HR Essentials HR News Compliance

Kansas v. Garcia: As States Seek to Enforce Federal Immigration Laws, Employers Are Once Again Caught in the Middle

March 9, 2020

In recent years, employers have found themselves caught in a tug-of-war between the federal government and state governments as to whether states can arrest and prosecute undocumented individuals who are unlawfully employed, due to action or inaction of either the employer or employee. The Supreme Court’s opinion in Kansas v. Garcia, released on March 3, is the latest round in that fight.

Employers in the U.S. must, under federal law, verify a new hire’s identity and authorization to work by timely filling out the Form I-9 and reviewing the acceptable document(s) provided by the new employee. Importantly, federal law includes punishment for employers who fail to properly fill out I-9s, but federal law does not punish undocumented employees for working without proper documentation. Rather, the employee is subject to detention and possible deportation.

Kansas v. Garcia: What Did the Supreme Court Say?

A few years ago, the state of Arizona made it a crime for an undocumented individual to work in that state. In United States v. Arizona, the Supreme Court held that the decision whether to make working without proper documentation a crime rests solely with the federal government, not the state, and it struck down that law. In other words, if the federal government wanted to criminalize the act of working in the U.S. without legal authorization, it could, but states cannot.

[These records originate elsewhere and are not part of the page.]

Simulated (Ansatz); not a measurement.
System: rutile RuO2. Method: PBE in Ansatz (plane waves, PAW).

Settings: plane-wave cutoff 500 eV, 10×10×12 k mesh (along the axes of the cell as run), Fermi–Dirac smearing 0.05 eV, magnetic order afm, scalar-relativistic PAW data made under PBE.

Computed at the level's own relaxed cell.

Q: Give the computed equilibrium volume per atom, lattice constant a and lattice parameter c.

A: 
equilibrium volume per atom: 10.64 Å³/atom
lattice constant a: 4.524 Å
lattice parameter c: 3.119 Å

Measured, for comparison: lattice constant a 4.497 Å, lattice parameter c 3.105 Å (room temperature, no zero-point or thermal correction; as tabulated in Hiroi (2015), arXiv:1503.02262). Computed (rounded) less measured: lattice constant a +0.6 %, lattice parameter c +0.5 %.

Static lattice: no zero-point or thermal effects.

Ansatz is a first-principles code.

This year, in the case of Kansas v. Garcia, the Supreme Court was asked to decide whether a state could criminally prosecute individuals for the state crime of identity theft where individuals used Social Security numbers that were not assigned to them to gain employment. The defendants in the case used the same Social Security number for their I-9s, their W-4s (a Federal tax form), and their K-4s (the state equivalent of the W-4). Key to the case: the federal statute that governs Form I-9 clearly states that information contained in I-9s may not be used for purposes other than those set out in the statute. Criminal prosecution for identity theft under state law is not one of them. The defense argued that because the defendants had used the same Social Security numbers in their I-9s as they had on other employment-related forms, they could not be prosecuted under state law.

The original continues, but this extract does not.